The Oberlin Evangelist

October 7, 1840

Professor Finney's Letters--No. 21


No. 4.



In continuing my remarks upon the subject of training children, let me say--

14. Keep them, as much as possible, with yourself, and under your own eye. Be yourself, as far as possible, the companion of your own children. There is perhaps no greater error among parents, than to suffer the children of a neighborhood to mingle with each other, without restraint, find their own sports, and employ themselves as they please. There is scarcely no neighborhood in which there are not more or less children, who have heard more or less filthy conversation, vulgar, hateful, polluting, immoral, and perhaps profane and blasphemous things; and whose minds have become deeply imbued, perhaps, with the spirit of the pit, or some other abomination, that, if left without restraint, will corrupt all the children in the neighborhood. Thus, one wicked child, if left to mingle freely with the whole neighborhood of playful, confiding, and unsuspecting children, will defile and ruin them all. Therefore, beloved, keep your children at home. Suffer no children of your neighbors to come within your yard, or upon their play ground, without your consent. And be careful not to give your consent, unless you or some responsible adult member of your family can be with them. Be sure that you do not confide in the purity of a neighbor's children, because their parents are good people, and suppose that the minister's or the deacon's children, may safely be left to mingle with yours of course. You should remember, that the best of parents may have their children corrupted by contact with other wicked children; and you cannot be sure that they have not been. Therefore, be on your guard, or perhaps, from the children of pious parents, an influence may flow in upon your family, that will deeply corrupt and finally destroy your children.

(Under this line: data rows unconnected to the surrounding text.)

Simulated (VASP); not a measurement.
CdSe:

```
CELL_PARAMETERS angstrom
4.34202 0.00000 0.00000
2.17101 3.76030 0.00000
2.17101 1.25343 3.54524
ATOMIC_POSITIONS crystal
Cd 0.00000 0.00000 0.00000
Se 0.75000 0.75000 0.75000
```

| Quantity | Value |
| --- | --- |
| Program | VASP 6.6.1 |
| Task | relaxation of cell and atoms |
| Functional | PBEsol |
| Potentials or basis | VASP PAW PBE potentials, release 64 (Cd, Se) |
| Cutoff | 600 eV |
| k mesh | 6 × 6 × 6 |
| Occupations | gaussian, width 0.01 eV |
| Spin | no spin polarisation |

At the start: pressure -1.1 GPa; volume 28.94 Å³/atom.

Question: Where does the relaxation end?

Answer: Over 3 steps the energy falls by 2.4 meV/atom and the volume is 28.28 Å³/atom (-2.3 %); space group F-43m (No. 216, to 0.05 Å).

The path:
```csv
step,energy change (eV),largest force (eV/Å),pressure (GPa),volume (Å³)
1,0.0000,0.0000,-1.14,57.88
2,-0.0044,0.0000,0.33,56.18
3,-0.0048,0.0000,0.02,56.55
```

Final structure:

Objection. But most parents are apt to say, we cannot give up our time to our children. We are obliged to attend to other matters. To this I reply:

That this very seldom need to be so. If parents would satisfy themselves with a competency of this world's goods, and abandon their fastidious and fashionable ways of living, they would, in almost all cases, have abundant time for companionship with their children.

Obj. 2. But again it is objected, that children need the society of each other--that the children of a neighborhood are benefitted by contact with each other--that without this contact, they are apt to be selfish, and proud, and to lack interest in others besides themselves. To this I answer:

That to be sure, children need society. They need contact with other minds. They need to be so associated with human beings, as to take an interest in them, to witness the developments of character, and to develop their own characters. But it is believed, at least by me, that children are vastly more benefitted by contact with adult minds, than with the minds of children. I mean of course, those adults whose spirit, and conversation, and conduct, are what they ought to be. And, to be sure, it ought to be contact with those who take an interest in them. The example of adults has more influence with children, than that of children with each other. And I honestly say, I would not care to have my children ever see any other children, could they be favored with the right kind of adult contact.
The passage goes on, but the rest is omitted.